The Quezon City government is bringing to the city’s public schools the intensified information campaign to lessen the effects of climate change and global warming.

This year, the QC Environment Protection and Waste Management Department (EPWMD) headed by Frederika Rentoy will be disseminating information in public schools to raise awareness of students on environmental protection issues and concerns and the effects of climate change.

As part of this effort, an awarding ceremonies led by Mayor Herbert Bautista was held last April 18 at the QC Hall for the top participating schools under the Hakot Bulasi sa Eskwela Project.

Three schools at the elementary and high school levels that had generated the most number of recyclables for school year 2010-2011 were given awards, including their principals who will be given certificates of recognition.

Topnotchers at the elementary level are Diosdado Macapagal Elementary School with 2,049.88 volume of recyclables redeemed worth P13,305.27; P. Bernardo Elementary School with 1,980.58 recyclables worth P13,963.91; and Payatas A Elementary School with 1,559.40 recyclables worth P11,202.80.

High school level awardees are Lagro High School with 6,174.26 recyclables worth P32,825.07; North Fairview High School with 2,188.70 recyclables worth P14,671.63; and Commonwealth High School with 1,471.85 recyclables worth P12,772.80.

The QC government also gave certificates of appreciation to IPM-ESI, Green Light Environmental Services, QC Environment Multi-Purpose Cooperative (Linis Ganda), Rotary Club of Quezon City, and partner junkshops of the winning schools for their unwavering support in the implementation of the project.

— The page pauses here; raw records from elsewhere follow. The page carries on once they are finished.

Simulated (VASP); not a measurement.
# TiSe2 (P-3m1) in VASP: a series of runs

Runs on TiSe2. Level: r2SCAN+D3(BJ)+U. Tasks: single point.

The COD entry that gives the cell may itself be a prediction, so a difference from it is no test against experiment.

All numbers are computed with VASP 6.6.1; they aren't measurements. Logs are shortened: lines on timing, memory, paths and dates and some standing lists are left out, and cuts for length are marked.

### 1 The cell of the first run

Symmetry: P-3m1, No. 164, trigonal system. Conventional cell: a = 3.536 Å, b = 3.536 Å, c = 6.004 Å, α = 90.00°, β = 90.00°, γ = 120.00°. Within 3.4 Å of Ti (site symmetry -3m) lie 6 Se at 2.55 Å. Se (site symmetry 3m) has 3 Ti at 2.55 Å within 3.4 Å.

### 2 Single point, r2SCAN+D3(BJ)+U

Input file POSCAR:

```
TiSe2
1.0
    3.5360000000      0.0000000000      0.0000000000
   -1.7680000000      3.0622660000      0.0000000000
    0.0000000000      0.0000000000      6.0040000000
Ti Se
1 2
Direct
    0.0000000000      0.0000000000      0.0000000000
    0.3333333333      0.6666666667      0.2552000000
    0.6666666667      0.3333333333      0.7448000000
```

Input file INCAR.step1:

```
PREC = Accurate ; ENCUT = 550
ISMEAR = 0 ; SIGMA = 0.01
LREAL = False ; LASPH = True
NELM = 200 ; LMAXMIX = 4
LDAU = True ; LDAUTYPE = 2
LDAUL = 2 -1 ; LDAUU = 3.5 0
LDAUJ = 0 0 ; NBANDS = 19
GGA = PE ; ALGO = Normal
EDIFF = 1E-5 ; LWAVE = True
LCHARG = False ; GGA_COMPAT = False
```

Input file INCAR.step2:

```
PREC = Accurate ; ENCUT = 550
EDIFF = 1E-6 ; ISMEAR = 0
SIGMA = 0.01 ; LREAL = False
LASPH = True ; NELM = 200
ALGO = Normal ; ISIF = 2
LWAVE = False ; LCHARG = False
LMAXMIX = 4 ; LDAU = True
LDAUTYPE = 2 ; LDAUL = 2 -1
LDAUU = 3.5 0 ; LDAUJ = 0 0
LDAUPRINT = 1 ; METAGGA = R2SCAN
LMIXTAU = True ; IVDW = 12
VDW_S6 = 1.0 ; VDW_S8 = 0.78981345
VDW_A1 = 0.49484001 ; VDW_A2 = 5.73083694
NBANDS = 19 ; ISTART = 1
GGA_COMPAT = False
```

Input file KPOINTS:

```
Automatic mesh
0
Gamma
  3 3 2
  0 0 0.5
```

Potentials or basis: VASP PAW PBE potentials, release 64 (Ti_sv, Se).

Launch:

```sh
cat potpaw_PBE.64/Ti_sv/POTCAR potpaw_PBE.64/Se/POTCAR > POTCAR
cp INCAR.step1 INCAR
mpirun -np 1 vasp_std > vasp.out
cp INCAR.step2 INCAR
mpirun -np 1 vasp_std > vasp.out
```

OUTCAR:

The Hakot Bulasi sa Eskwela Project was first implemented in 2008 with the goal of raising the environmental awareness of students and encouraging school-based practice of waste segregation and recycling, which effective in protecting the environment.

Under the project, whose objective was to teach the students that waste is a valuable resource that should be recovered, groceries and school supplies were given to students in exchange for recyclable waste.

Rentoy noted that during the first phase of the project, an average of more than one metric ton of recyclable waste was collected from each of the six pilot schools, then up to 113 metric tons the following years.
To date, around 21 percent of all public elementary and high schools in the city are already included in the project.